The New York Times
December 1, 2016
LONDON — At least 350 people have come forward to report abuse at the hands of youth soccer coaches in Britain over the past two weeks, the police said Thursday, deepening a child sexual abuse scandal that has engulfed English soccer.
The scandal emerged last month after at least six former professional players publicly said they had been molested as boys in youth programs. The head of the English soccer players’ union last week said at least 20 more former players had come forward, many of them privately.
The National Police Chiefs’ Council on Thursday said police forces had received a “significant” amount of calls since those first public revelations, and a children’s charity for victims of abuse said a new telephone help line it had set up had received 860 calls in its first week, 60 of which were referred to the police or to social services.
The 350 figure cited by the National Police Chiefs’ Council is based on existing investigations as well as the referrals from the help line, officials said. At that size, the scale of the accusations may be even greater than those involving the British television celebrity Jimmy Savile, who, after his death, was found to have sexually abused 72 people, including children.

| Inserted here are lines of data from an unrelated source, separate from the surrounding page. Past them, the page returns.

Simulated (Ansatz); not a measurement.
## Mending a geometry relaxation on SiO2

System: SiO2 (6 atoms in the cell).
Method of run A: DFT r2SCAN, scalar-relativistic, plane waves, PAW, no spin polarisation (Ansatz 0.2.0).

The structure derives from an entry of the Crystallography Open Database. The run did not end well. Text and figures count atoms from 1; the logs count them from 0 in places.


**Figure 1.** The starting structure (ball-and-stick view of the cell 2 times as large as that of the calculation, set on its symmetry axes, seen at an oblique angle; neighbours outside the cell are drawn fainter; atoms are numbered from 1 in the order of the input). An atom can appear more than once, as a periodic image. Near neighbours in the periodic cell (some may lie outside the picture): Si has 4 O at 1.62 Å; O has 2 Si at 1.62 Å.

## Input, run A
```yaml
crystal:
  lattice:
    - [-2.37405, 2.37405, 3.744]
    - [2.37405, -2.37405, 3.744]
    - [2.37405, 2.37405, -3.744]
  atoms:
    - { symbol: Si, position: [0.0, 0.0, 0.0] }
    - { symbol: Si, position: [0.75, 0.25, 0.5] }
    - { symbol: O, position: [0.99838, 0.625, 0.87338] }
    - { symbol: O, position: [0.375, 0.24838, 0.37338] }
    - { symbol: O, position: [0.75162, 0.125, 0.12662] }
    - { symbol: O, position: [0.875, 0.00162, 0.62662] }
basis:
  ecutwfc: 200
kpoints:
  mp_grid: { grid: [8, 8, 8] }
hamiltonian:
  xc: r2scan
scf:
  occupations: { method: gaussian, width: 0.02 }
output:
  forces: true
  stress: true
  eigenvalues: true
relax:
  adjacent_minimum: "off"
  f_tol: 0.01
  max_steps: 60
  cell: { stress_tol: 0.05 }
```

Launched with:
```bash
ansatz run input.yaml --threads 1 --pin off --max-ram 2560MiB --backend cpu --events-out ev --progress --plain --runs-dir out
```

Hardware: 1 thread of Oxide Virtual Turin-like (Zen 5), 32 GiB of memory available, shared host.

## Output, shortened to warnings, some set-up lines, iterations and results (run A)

Peter Wanless, the charity’s chief executive, said the number of soccer players speaking out had caught the entire nation’s attention. “We have had a staggering surge in calls to our football hotline, which reveals the worrying extent of abuse that had been going on within the sport,” he said in a statement.
David Eatock, 40, a former Newcastle United player, became the latest to speak out, telling the BBC on Thursday that he had been groomed between 18 and 21 by the coach George Ormond, who was convicted in 2002 of assaulting seven boys.
Sixteen police forces across Britain are investigating accusations of past and present sexual abuse in soccer, and several clubs are conducting their own investigations. The London team Chelsea confirmed Tuesday that it had hired a law firm to investigate “an individual employed by the club in the 1970s who is now deceased.”
The Football Association, the body that governs soccer in England, which had stayed largely silent when the initial accusations were made, is conducting its own investigation. It has appointed Kate Gallafent, a lawyer with experience in sexual abuse cases, to oversee it. A number of clubs, including Newcastle United, Manchester City and Leeds United, have said they will help the police with their investigations.
The scandal grew out of an interview with Andy Woodward, a former player with the lower-league Crewe Alexandra, that was published by The Guardian on Nov. 16. In the article, Woodward said he had been sexually abused by a former coach, Barry Bennell. Bennell worked as a scout and coach for a number of clubs, including Crewe, across England’s North West during the 1980s.
Woodward, now 43, said the abuse began when he was 11 and was invited to stay at Bennell’s house. He said Bennell had silenced him during the years of abuse with threats of further violence and of undermining his prospective soccer career.
Woodward said Crewe had failed in its “duty to protect” those children under its care. Four more former players have since said they had been victims of Bennell.
This week, Bennell was charged with eight counts of child sexual assault for offenses committed between 1981 and 1985.